Why Primary Keys can be important on large tables

  • Joe Fuller (6/30/2014)


    I'd like to ask what are everyone's thought on the use of non-clustered unique indexes.

    I've found these useful for the following reason.

    Our DBA's re-index on a weekly schedule and the default option is online=on and the sort option is not set for tempdb.

    This means that the free space required in the database needs to be roughly equivalent to the size of the biggest table with a clustered index.

    We have a databse of ~500GB and the biggest table (primary key clustered index) is 250GB hence we needed ~750GB just to cater for online re-index.

    We changed the index to non-clustered unique and saved ourselves ~220GB.

    What are the performance problems we may face with this approach?

    We can't tell you, as only you know how your Index, table and data are being accessed. Plus we don't even know your table's schema.

    The main advantage of having a PK as a CI, which is the default, is helping on range scans, when your result set needs to be ordered, or when the PK or column itself is ever increasing, like an identity. If your application follows most of those, having a PK that it is also a CI, will boost your performance.

  • Joe Fuller (6/30/2014)


    We changed the index to non-clustered unique and saved ourselves ~220GB.

    What are the performance problems we may face with this approach?

    Hi Joe,

    you compare apples with bananas 🙂

    In the moment you made the clustered index a non clustered index you only have the KEY-attributes in the index but not ALL attributes. A clustered index is the table itself in a fixed ordered structure (Key attribute(s)).

    Just give you an example which may demonstrate the differences

    USE demo;

    GO

    -- Create simple table

    IF OBJECT_ID('dbo.foo', 'U') IS NOT NULL

    DROP TABLE dbo.foo;

    GO

    CREATE TABLE dbo.foo

    (

    idintNOT NULL,

    c1char(200)NOT NULLDEFAULT ('filler'),

    c2char(200)NOT NULLDEFAULT ('another filler')

    );

    GO

    SET NOCOUNT ON

    GO

    -- Insert 1.000 records

    DECLARE@i int = 1;

    WHILE @i <= 1000

    BEGIN

    INSERT INTO dbo.foo (id) VALUES (@i);

    SET @i += 1;

    END

    GO

    -- Now create a clustered index on Id

    CREATE UNIQUE CLUSTERED INDEX ix_foo_id ON dbo.foo (ID);

    GO

    -- check the used datapages 411 bytes per index row(!!)

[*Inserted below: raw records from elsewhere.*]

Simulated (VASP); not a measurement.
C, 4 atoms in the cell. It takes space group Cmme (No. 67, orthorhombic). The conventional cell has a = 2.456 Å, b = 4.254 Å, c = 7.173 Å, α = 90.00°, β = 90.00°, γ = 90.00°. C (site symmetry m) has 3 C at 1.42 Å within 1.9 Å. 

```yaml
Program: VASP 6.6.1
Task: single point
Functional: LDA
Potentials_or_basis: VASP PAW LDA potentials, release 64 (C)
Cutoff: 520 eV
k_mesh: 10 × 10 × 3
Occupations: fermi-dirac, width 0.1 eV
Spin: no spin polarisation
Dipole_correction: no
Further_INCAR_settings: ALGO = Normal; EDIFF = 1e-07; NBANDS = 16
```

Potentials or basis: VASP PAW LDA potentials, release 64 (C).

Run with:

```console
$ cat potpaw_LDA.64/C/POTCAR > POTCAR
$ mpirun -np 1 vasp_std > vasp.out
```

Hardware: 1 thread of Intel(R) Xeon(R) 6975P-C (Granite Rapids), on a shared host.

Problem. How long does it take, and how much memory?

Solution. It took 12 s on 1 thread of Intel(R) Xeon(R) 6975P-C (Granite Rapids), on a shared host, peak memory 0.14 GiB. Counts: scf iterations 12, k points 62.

    SELECT SUM(page_count / 128.0) AS size_mb, SUM(record_count) AS num_records

    FROM sys.dm_db_index_physical_stats

    (

    db_id(),

    OBJECT_ID('dbo.foo', 'U'),

    NULL,

    NULL,

    'DETAILED'

    );

    GO

    -- Now drop the clustered index and make it a normal index

    DROP INDEX dbo.foo.ix_foo_id;

    GO

    CREATE UNIQUE NONCLUSTERED INDEX ix_foo_Id ON dbo.foo (Id);

    GO

    -- check again - now it is only 11 bytes per index row

    SELECT SUM(page_count / 128.0) AS size_mb, SUM(record_count) AS num_records

    FROM sys.dm_db_index_physical_stats

    (

    db_id(),

    OBJECT_ID('dbo.foo', 'U'),

    NULL,

    NULL,

    'DETAILED'

    )

    WHEREindex_id > 0;

    GO

    The above code will first create a table called dbo.foo and fill it with 1,000 records. Afterwards it will create a clustered index (is the table). Now the row size for the index is 4 + 200 + 200 + 7 bytes for the record structre = 411 bytes.

    If you run the first sys.dm_db_index_physical_stats you will get app. 0.5 MB as size for 1,053 records:

    1,000 records in the leaf

    53 records for the b-tree

    After the index has been recreated as a non clustered index the size is only ~5% of the first one because the size is 11 bytes. Due to the fact that 400 bytes (c1 and c2) has been thrown out the index is smaller plus on top the RID of the heap in the leaf level!

    So what is the problem here:

    1. An index seek in a SELECT * will cause automatically a key lookup because c1 and c2 are missing IN the index

    2. data will not be stored in a sorted order (because the table itself is a heap

    Indexes are quite complex structures and you should have a look into BOL or MSDN for further information 😉

    Microsoft Certified Master: SQL Server 2008
    MVP - Data Platform (2013 - ...)
    my blog: http://www.sqlmaster.de (german only!)

  • Hi Ben Kubicek,

    It's good Article. I have small Q. if we have table with IDENTITY column and NONCLUSTERED index. the table haven't any CLUSTERED index. and table have only INSERT & UPDATE there is no DELETE for that table. do we have any fragment issue? of-cause we have space issue. but i'm worry about fragmentation?

    Thanks

    Tharindu Dhaneenja.
    MCTS,MCITP(SQL Server),OCA(Oracle)
    http://www.databaseusergroup.com

  • dhaneenja-755935 (7/1/2014)


    Hi Ben Kubicek,

    It's good Article. I have small Q. if we have table with IDENTITY column and NONCLUSTERED index. the table haven't any CLUSTERED index. and table have only INSERT & UPDATE there is no DELETE for that table. do we have any fragment issue? of-cause we have space issue. but i'm worry about fragmentation?

    Thanks

    Hi Dhaneenja,

    no you will not have any fragmentation but may run into "forwarded records"

    If you don't have a clustered index than you have a HEAP!

    You may avoid forwarded records by usage of fixed column length!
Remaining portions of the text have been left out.